7 June 2011

In Which I Review To Desire a Devil by Elizabeth Hoyt

Yes yes yes.  I have finished the final installment of Elizabeth Hoyt's Legend of the Four Soldiers series.

And I may or may not have ordered the books in her next series.  Let's not talk about that right now.

SPOILER McSPOILER WARNING ABOUT SPOILERS.  This review contains information about the ending of the Four Soldiers series and details that you may or may not want to be a surprise.  The book is two years old, though, and you can get most of the spoilerage by reading the book description.  Consider yourself warned.

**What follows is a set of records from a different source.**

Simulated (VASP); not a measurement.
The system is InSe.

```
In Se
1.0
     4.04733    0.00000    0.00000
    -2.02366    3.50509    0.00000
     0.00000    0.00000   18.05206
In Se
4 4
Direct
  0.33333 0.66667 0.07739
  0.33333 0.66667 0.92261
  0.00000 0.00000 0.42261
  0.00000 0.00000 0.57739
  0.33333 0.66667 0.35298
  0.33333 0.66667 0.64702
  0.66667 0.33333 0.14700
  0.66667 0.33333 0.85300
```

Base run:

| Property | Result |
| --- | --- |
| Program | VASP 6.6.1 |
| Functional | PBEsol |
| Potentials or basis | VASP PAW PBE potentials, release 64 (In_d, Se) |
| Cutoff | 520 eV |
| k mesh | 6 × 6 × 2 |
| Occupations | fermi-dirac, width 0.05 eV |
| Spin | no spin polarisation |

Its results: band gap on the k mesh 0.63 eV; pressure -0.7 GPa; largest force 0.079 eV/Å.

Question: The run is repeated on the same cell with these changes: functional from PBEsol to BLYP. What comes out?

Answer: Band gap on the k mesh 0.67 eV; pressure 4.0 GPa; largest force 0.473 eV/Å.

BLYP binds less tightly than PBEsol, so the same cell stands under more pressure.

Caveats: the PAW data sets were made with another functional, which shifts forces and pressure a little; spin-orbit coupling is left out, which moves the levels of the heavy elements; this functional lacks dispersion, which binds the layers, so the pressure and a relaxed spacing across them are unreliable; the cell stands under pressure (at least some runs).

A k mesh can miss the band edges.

So throughout the Legend of the Four Soldiers there have really only been three soldiers that we're aware of.  There's Samuel Hartley, Lord Vale, and Alistair Munroe.  "Who," we think to ourselves, "Can the fourth book possibly be about?"

How about Reynaud St. Aubyn, the very reason Samuel Hartley comes to England to seek out his Emmeline in book one (you'll recall, perhaps, that Reynaud is her brother), the thought of whom torments the Spinners Falls survivors the most.  Lord Vale especially, has vivid memories of his childhood friend being crucified and burned alive.

Which is a slight problem.  In all three previous books, the three men speak with black-and-white certainty about the fact that they saw Reynaud crucified and burned alive (after he was tortured).  There's no hesitation.  They saw him.  Until book four, when they saw a man whose face had already been burned beyond recognition, a man they had been told was Reynaud.

I don't have a problem with this.  I want a book Reynaud, and I want everything to come together.  I just need to say that there's a definite weakness in the thread.

Reynaud was indeed taken hostage by the natives in the Spinners Falls incident, was indeed dragged off to be a slave (with potential to be crucified later on) but managed, through sheer force of luck, to just get tortured a lot.  He eventually escapes captivity and manages to get home, only to stumble directly into the new Earl of Blanchard's political tea.

The new Earl is a distant cousin of Reynaud's who inherited the title after Reynaud's father died (following Reynaud's supposed fatality on the American frontier).  He now lives in the Blanchard townhouse with his lovely niece, Beatrice.

Because of course he has a lovely niece named Beatrice.  And of course Beatrice has spent so much time gazing longingly at the portrait of Reynaud in the study that she knows exactly who he is when he bursts into the party, all hairy and emaciated.  And of course the two become enamored of each other pretty instantly.

Their relationship is a lot rawer than the others, because Reynaud himself is rawer- just barely this side of civilized after having spent so long fending for himself in the wilderness.  I would classify this as the most "traditional" romance of the four.  Beatrice is all virginal and headstrong, and Reynaud is all chest-thumpy-while-growling "mine."  All the time.  This is not a bad thing (I do like me some chest-thumping), but I do find it surprising, considering how "real" and "different" the relationships were in the previous three books.

Reynaud's return triggers a series of events that culminates in the discovery of the traitor who sold them out at Spinners Falls.  I'm not going to spoil this, but it's because I almost don't care.  I mean, I do care.  I invested time in these books and I enjoyed the hell out of them.  But to me the point isn't who committed this fictional crime.  It's about the characters and how they fit and come together.  It's about new and different characters and stories, and it's about the fact that I have a new auto-buy historical author.

I have more to say about this series, but I'm going to save it for an Obsessed.  Be prepared.